Sources: Glassberg, David. "Interpreting Landscapes." Public History and the Environment. Martin V. Melosi and Philip V. Scarpino. Florida: Krieger, 2004, 23-36.

Friday, October 9, 2009

The Adjustment to the Culture of Abundance

As you may have noted from one of my earlier posts, I recently finished reading A.S. Byatt's novel Possession. The book is set in Britain during the 1980s and centers on the escapades of Victorian Literature academics Maud Bailey and Roland Mitchell. As I was reading lengthy descriptions of their card catalogues and restricted-access reading rooms I kept thinking, wow, this is dated. For one thing how many historians do you know who carry around index cards as a method of subject searching? When Google is a click away it seems like so much time and paper and sheer effort wasted (the possibility for paper cuts is endless).

Over the last couple of weeks our Digital History classes have focused on the idea of abundance in the digital age and what this means to the future of History. I think of poor Maud and Roland slaving away with their pens and pocketbooks and wonder how different that story would be if situated in the present day. Perhaps the London Library where Roland found the mystery letters would have digitized the documents already and discovered them first. Failing that, a security camera could have picked up on his theft before he even left the building. And even if he did succeed in getting the letters off the premises, he would hardly have to make the slog to Yorkshire or the Breton coast to make his discoveries. A simple image search on Google would have revealed the famed fountain he finds in the North.

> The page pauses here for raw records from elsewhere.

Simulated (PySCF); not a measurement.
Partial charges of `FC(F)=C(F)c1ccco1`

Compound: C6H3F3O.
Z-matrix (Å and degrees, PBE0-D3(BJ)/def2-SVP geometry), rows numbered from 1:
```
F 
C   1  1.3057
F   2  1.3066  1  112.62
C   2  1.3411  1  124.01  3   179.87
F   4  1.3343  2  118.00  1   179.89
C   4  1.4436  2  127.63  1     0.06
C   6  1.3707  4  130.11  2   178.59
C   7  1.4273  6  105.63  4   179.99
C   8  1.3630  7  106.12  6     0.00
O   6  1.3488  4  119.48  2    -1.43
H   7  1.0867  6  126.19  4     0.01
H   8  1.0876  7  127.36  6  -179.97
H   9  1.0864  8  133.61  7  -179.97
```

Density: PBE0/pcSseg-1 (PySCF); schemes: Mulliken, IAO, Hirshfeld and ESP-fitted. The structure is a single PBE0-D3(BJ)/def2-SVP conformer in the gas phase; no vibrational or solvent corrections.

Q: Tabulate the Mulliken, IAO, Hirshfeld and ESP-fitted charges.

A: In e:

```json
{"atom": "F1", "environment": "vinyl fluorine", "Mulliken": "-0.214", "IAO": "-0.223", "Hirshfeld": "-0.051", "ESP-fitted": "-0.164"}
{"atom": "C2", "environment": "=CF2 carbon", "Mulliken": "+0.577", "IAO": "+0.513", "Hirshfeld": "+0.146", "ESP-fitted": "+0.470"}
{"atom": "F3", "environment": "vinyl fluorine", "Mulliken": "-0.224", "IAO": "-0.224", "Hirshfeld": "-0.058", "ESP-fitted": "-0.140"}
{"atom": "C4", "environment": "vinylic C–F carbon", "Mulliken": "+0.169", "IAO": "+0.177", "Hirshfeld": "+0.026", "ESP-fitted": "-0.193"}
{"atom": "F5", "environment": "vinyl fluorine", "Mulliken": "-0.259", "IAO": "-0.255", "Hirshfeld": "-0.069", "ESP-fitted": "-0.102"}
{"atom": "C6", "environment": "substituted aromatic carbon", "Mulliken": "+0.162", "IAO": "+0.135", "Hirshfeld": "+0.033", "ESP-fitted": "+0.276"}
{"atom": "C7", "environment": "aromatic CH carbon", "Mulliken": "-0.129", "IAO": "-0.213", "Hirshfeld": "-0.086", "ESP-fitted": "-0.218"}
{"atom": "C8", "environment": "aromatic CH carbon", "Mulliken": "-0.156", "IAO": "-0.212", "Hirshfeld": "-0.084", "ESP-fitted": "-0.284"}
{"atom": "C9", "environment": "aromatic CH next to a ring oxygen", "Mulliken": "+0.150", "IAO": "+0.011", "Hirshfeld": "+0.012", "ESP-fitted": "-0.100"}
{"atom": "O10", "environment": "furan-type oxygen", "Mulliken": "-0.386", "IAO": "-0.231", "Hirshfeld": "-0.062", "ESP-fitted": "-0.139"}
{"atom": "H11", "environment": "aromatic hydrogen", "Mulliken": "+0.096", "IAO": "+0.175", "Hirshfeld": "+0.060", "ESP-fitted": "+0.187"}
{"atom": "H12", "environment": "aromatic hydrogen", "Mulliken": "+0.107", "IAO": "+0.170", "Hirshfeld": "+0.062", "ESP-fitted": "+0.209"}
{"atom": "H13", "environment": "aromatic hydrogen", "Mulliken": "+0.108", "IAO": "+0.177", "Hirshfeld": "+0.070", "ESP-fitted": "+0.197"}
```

Has the romance completely gone from History? Can we imagine the possibility of undiscovered knowledge in this age of abundance? It is certainly true that the
internet is changing the practice of the discipline; not only is the tweed jacket a little outdated but how we understand our subjects must be re-evaluated. For one, I think that ownership is going to be a major issue. Traditionally, a historian writes a book and gets a copyright. But as Daniel Cohen and Roy Rosenzweig demonstrate in their chapter "Owning the Past" in Digital History, such laws become more complicated when faced with a world of hyperlinks, digital media and rapid rates of change. In order to safeguard intellectual property many journals are hidden behind what Rosenzweig describes as the "private web" and demand access fees from their readers. Such a system, they argue, has created a division between public and private that is reflected in the quality of the two. At the same time, however, he does not see the public web as a garbage heap with no use to historians. Individuals are digitizing massive amounts of documents without any personal gain other than to serve their own classrooms or interests. Genealogy has boomed on the internet (I myself witnessed this phenomenon when working at the Ontario Genealogical Society this past summer). But is it that simple for professionals? Wikipedia is filled with information but it lacks the depth of a historian's background and prose[1]. Should professionals make their work available to the public? Rosenzweig certainly thinks so: "perhaps we should even insist that the intellectual property we create (often with considerable public funding) should be freely available to all"[2].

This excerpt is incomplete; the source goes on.